Most clergy would love to have Moses’ father-in-law in our congregations. From what we heard in our first reading he is clearly a practical man with spade loads of common sense. He watches Moses and sees that he spends the day from sunrise to sunset with the people, listening to them and judging between them in their disputes. He must have been exhausted and his father-in-law sees it. ‘What you are doing is not good. You will surely wear yourself out, both you and these people with you. For the task is too heavy for you; you cannot do it alone.’ Many people would think that pointing out the problem was sufficient. But he goes on to suggest a solution, that Moses looks for (in this case, men) who are trustworthy and that they judge the minor cases themselves for the people, bringing the more important or hard and complex cases to Moses for his wisdom and judgement. The solution works and Moses is released for a wider and perhaps less wearisome ministry to the people of God.
It is easy for all of us to fall into a similar trap as Moses of thinking that it all depends on us and no one else will be able to do something as well as we do. We can then become resentful and discouraged when we are overwhelmed by the tasks facing us. We all need one another.
This theme of judging continues in our second reading where Jesus warns his followers, and us, ‘Do not judge, so that you may not be judged. For with the judgement you make you will be judged, and the measure you give will be the measure you get.’ Here Jesus is warning us of making superficial and hasty judgements of others without knowing their life experience or seeing their behaviour and actions through the lens of our own brokenness and frailty. He encourages each of us to think about our own situation and what we need to put right and repent of, before looking to the failures of our neighbour. Like our first reading, Jesus is offering solutions and a positive way forward rather than indulging in a blame game. And he does this in the context of what is often called the Golden Rule, ‘In everything do to others as you would have them do to you; for this is the law and the prophets.’ Of course you don’t necessarily need to be a Christian to follow this rule, for very similar teachings are to be found in all the major world faith traditions, not to mention in wisdom of the childhood literary character in The Water Babies, Mrs Do-as you-would-be-done-by.

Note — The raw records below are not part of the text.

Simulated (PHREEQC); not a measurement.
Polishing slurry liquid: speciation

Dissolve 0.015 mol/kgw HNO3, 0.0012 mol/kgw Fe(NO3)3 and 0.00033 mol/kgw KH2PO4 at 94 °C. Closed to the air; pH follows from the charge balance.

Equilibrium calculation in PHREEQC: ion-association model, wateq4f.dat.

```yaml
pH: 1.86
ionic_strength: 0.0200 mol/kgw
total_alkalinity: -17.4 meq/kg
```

Moses’ Father-in-law taught him an important lesson that we all need one another and are dependent on one another for our mutual flourishing. We have lost the battle once we imagine that it all depends on us, and on us alone. A recognition of our dependence on God and those around us is what makes us whole and flourishing human beings.
At the heart of many of the the challenges in our modern day world is an over-reliance on self and seeing others as a threat rather than a gift. As we begin a new week may our scriptures today help us to reflect on our own need of God and one another as we seek to face the challenges that will surely come our way.
‘In everything do to others as you would have them do to you; for this is the law and the prophets.’